The cop is forced to mark an anniversary he wishes did not exist. It is now a year since his 24-year-old son, Radcliffe Campbell Jr, has been missing.

 

“It is coming around to the time when this whole thing happen so it a put on a lot of stress, trust me,” he told the Jamaica Observer last week.

 

“This thing hit me so hard that [it] even deteriorate my health certain way. Mi wake up one morning with my left foot crippled and I know that it is the stress that I put on myself. I’m barely recovering right now,” said the distraught father.

 

Campbell Jr was reportedly last seen by his mother, Antoinette Taylor-Campbell, at Parkington Plaza in Half-Way-Tree, St Andrew. He is said to have parted ways with her after receiving a phone call, saying he was on his way to Glengoffe, St Catherine, where he lives with his father.

 

Investigators have a slim lead in the case. They were able to locate one of the missing man’s mobile phones.

 

“One of his phones was found in Portmore, but we haven’t gotten much from it so far. The person from Portmore said they bought it from somebody, so I am not sure how it ended up there. They are checking out some stuff in it, though, to see what they can get,” said Campbell Sr.

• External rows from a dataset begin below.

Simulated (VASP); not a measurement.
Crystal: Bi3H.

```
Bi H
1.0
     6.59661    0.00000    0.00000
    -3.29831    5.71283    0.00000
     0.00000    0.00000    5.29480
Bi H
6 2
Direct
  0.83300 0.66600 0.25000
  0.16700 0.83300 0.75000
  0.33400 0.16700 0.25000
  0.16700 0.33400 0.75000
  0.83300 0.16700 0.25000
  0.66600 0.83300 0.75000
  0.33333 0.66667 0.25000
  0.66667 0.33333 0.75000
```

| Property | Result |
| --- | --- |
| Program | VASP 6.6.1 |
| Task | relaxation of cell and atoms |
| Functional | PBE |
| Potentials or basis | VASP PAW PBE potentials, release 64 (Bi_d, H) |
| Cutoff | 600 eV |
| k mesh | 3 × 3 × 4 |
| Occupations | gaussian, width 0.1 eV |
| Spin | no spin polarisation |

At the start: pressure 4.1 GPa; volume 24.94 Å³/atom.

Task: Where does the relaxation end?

On the last day he was seen, Campbell Jr was dressed in a blue shirt with white markings on it, paired with blue jogging pants and black loafers.

 

As a member of the Jamaica Constabulary Force, Campbell Sr is well aware that once two weeks have passed, the search for missing people does not usually end well.

 

“Quite a few missing people are being investigated and mi know the results when people are missing for a certain time, so I wasn’t looking for anything after the first two weeks. I don’t have any hope that he is alive again. Because the torment and pressure that he would have been under, wherever they took him, I don’t think he would make it through, and he wouldn’t just leave on his own free will,” he told the Observer.

 

It is only in his dreams that he is now able to see his son, something he had never imagined happening.

 

“Mi dream see him couple of times but mi a wonder if is because I keep thinking about him so much. Mi remember mi dream see him come home with this grey hair and him a tell me that he is alright, but that was the last. Couple other times is like nightmare because is like him come into the house and we a walk and end up into the living room before mi realise that mi awake,” said Campbell Sr.

 

The father is struggling to understand why someone would harm his son. He told the Observer that his boy was employed at a law firm as an auditor and had many plans for his future.

 

“He was not mix up in no criminal activities because he had a good job and him never grow up that way to be red eye. Unless somebody draw him into some things that he is not aware of, because that can happen where you end up in the wrong crowd and not know,” he lamented. “But this really mash me up. I don’t know when I will ever be fine.”

 

He is hoping police investigators will be able to provide answers.

 

“Mi need more to be done and more can be done to get more information,” said Campbell Sr.